God said to Abraham, “Take your son.”  Abraham said, “I have two sons.” 
God said to him, “Your only one.”  Abraham said, “this one is an only one to his mother, and this one is an only one to his mother.”
God said, “Whom you love.”  Abraham said, “I love both of them.”
God said to him, “Isaac.”  And Abraham was silent.   

Just a humorous remembering to break the silence of what is surely one of the most tension-filled scenes in Scripture.  The cost of the blessing that would undo the curse of dirt.  Perhaps that imaginary dialogue would be reversed when we come to the Gospel of John.  But we would find God arguing with God.  The tables are turned in John chapter 3, where Jesus remembers the Abraham-Isaac story, where the undoing of the Lenten curse is at hand.

For God so loved the world that he gave his only Son, that whoever believes in him should not perish but have eternal life.

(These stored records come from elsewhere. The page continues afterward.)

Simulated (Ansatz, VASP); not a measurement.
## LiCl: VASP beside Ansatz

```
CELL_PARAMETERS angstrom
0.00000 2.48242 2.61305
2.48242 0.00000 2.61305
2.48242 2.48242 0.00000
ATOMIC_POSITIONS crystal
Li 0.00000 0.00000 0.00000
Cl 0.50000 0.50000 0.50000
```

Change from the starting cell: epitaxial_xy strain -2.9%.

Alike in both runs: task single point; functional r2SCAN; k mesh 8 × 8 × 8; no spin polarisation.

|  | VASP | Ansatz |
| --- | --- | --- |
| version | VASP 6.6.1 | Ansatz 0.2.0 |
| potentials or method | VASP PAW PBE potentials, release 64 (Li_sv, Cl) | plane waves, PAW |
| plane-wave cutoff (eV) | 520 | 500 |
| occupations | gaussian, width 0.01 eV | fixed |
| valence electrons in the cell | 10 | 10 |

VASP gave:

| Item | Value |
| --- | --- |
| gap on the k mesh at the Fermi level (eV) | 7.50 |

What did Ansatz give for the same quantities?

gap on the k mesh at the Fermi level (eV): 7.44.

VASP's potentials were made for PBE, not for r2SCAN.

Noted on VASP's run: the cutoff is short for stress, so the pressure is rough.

Here is a remembering of the Abraham story played out now in full.  A memory of God’s harsh command to Abraham, and the sacrifice of Isaac on the mountain.  A remembering and a rewriting.  Now God is standing in Abraham’s place and Jesus in Isaac’s.  And the object of the Father’s love is not the only begotten Son, but the world fallen into sin.  And the sacrifice, the bloody death that was side-stepped at the last minute by the replacement of a ram, caught in the thicket, would be fully experienced by both Father and Son.  So early in John’s gospel, this remembering is a remembering that looks forward, compressing events to come into a brief exclamation of gospel promise, by a kind of prophetic sleight of hand, a reversal.  While rescue came for Abraham and Isaac by sparing the son’s life, offering the ram instead, the Son of God will not be rescued but by his sacrifice will rescue the world.

In the darkness of Lent, we begin with a memory of dirt, and remember the limitations of mortal existence.  But we do so, so that we can remember forward what the light on the other side of the cross will eventually mean for us.  Amen.